13-02-2024 03:00 PM | Source: Motilal Oswal Asset Management
Buy Jindal Steel And Power Ltd For Target Rs.900 - Motilal Oswal

Follow us Now on Telegram ! Get daily 10 - 12 important updates on Business, Finance and Investment. Join our Telegram Channel

Revenue in line; lower input cost leads to beat on operational profitability

* Revenue in 3QFY24 was down 6% YoY at INR117b, in line with our estimate of INR119b. ASP for the quarter stood at 64,648/t (down 1% YoY), which was INR2,932/t higher than our estimate of INR61,716/t. JSP production for 3QFY24 stood at 1.9mt and sales stood at 1.8mt (down 6% and 5%, respectively). The figures are in line with our estimated production and sales of 1.9mt each.
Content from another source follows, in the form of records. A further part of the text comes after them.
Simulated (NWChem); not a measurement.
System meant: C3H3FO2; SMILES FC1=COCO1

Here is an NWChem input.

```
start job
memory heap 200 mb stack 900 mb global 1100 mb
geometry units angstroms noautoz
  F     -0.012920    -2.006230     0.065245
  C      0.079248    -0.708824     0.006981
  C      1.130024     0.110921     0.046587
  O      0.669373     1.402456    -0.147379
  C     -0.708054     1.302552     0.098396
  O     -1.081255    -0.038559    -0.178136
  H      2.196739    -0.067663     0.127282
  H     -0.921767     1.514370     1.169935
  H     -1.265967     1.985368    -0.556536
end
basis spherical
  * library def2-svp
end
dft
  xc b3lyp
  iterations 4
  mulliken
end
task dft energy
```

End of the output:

* EBITDA was up 20% YoY to INR28b, which was 34% above our estimate of INR21b. The beat was driven by better-than-estimated NSR and lower input cost as the benefits from captive thermal coalmine started materializing.

* EBITDA/t was up 26% YoY to INR15,705/t, which was INR4,692/t above our estimate of INR11,013/t. APAT improved 115% YoY to INR19b, against our estimate of INR9b. The beat was driven by improved operational performance, lower finance cost, higher other income, and negligible tax outgo.

* In 9MFY24, revenue stood at INR365b (-6% YoY), EBITDA stood at INR78b (Flat YoY), and APAT stood at INR50b (+64% YoY).

* Net debt in 3QFY24 increased to INR91b (from INR73b in 2QFY24) and the net debt-to-EBITDA ratio stood at 0.92x (upper threshold limit of 1.5x).

 

Commissioning of HSM and captive thermal coal mines to drive performance

* JSP commissioned the 6mt HSM at Angul, which has paved the way for JSP to increase its finished steel capacity to 13.75mt by FY26E.

* JSP also commissioned the Gare Palma IV/6 coal mine and achieved a production of ~1mt during the quarter.

* JSP commenced production from Utkal C coal block and is gradually ramping up the production to full capacity. The entire incremental benefits from this mine is expected to accrue in FY25E and beyond.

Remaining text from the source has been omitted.